Urban growth in East Shelby County may be jeopardizing the quality of Memphis’ water supply. Despite its flaws, the legislature’s urban growth strategy may be a useful tool in keeping Memphis’ water safe.
The irony of the situation surrounding urban growth in East Shelby County is fairly mind-boggling. The Memphis city government’s decision to unilaterally suspend the city-county sewer agreement and the proposed Grays Creek sewer extension last year was, in retrospect, the right decision justified with the wrong arguments; now that the so-called “incorporation crisis” has passed, the Grays Creek juggernaut is back on track to level another area of Shelby County, despite warnings from the University of Memphis’ Groundwater Institute that growth in East Shelby may be detrimental to the Memphis area’s water supply.
The irony is, of course, that the real threat to Memphis is not coming from the supporters of incorporating the Town of Fisherville (roughly speaking, the area east of Houston Levee Road bounded on the south by Collierville and on the north by Lakeland and Arlington) but from Memphis’ own urban growth strategy, which generally consists of encouraging developers to build as much as possible (by extending sewers miles beyond the current city limits) and then annexing the area years later, after county taxpayers have footed the bill for all of the necessary infrastructure improvements.
While the legislature’s proposal on resolving Tennessee’s annexation policies does have some flaws, the plan’s provisions for designating certain areas of counties as “off-limits” for annexations and incorporations (in what the plan calls rural areas, which would not be zonable for high-density uses and could not receive sewer service) do have some merit. However, these provisions do need to be strengthened so municipalities cannot overrule the county’s designation of particular areas as being “rural”. Changes also need to be made to permit existing schools and other public facilities in non-urban areas to retain their sewer connections (which are usually provided through high-pressure lines, rather than the gravity-feed connections which are used in urban areas).

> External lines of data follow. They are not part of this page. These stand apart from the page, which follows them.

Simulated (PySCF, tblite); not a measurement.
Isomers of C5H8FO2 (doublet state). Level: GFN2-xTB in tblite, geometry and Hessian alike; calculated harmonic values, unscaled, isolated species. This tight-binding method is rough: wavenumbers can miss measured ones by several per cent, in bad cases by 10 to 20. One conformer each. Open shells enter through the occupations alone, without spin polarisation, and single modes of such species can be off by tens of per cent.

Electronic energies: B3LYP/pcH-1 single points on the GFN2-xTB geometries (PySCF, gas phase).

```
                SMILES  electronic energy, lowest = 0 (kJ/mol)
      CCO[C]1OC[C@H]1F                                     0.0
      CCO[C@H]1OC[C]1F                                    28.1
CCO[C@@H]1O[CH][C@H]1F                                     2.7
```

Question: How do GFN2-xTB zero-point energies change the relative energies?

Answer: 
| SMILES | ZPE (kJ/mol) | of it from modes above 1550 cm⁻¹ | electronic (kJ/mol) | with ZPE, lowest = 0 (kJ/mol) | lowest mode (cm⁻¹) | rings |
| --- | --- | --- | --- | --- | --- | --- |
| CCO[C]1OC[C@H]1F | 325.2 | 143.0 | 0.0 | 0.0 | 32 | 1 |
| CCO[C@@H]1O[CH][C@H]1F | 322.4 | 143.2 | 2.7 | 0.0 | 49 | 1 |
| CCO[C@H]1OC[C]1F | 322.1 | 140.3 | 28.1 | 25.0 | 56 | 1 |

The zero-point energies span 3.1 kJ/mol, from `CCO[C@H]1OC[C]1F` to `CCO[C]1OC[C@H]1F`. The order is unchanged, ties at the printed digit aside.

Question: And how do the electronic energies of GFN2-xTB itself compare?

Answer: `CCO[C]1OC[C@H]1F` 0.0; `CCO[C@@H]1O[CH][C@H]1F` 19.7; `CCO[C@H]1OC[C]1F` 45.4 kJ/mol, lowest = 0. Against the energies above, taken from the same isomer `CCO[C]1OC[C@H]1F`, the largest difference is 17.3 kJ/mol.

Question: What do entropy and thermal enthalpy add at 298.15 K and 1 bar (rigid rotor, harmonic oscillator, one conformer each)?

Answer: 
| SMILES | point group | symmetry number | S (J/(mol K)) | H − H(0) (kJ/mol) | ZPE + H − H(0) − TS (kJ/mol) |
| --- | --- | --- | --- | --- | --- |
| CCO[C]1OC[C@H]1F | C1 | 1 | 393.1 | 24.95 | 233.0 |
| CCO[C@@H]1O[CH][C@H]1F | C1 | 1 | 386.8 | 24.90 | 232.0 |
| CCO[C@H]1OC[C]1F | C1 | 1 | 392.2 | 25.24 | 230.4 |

In addition, the legislature should end the hidden subsidies provided by municipalities to developers operating outside municipal boundaries, including cost share arrangements in which the developer only pays half of the sewer connection cost in exchange for requiring the eventual owners of the property to waive their rights to contest annexations by imposing deed restrictions which are usually not disclosed.
Perhaps the largest irony is that the would-be incorporators of Fisherville would have brought an end to this irresponsible development pattern, and Mayor Herenton would have cut off their water supply for doing it.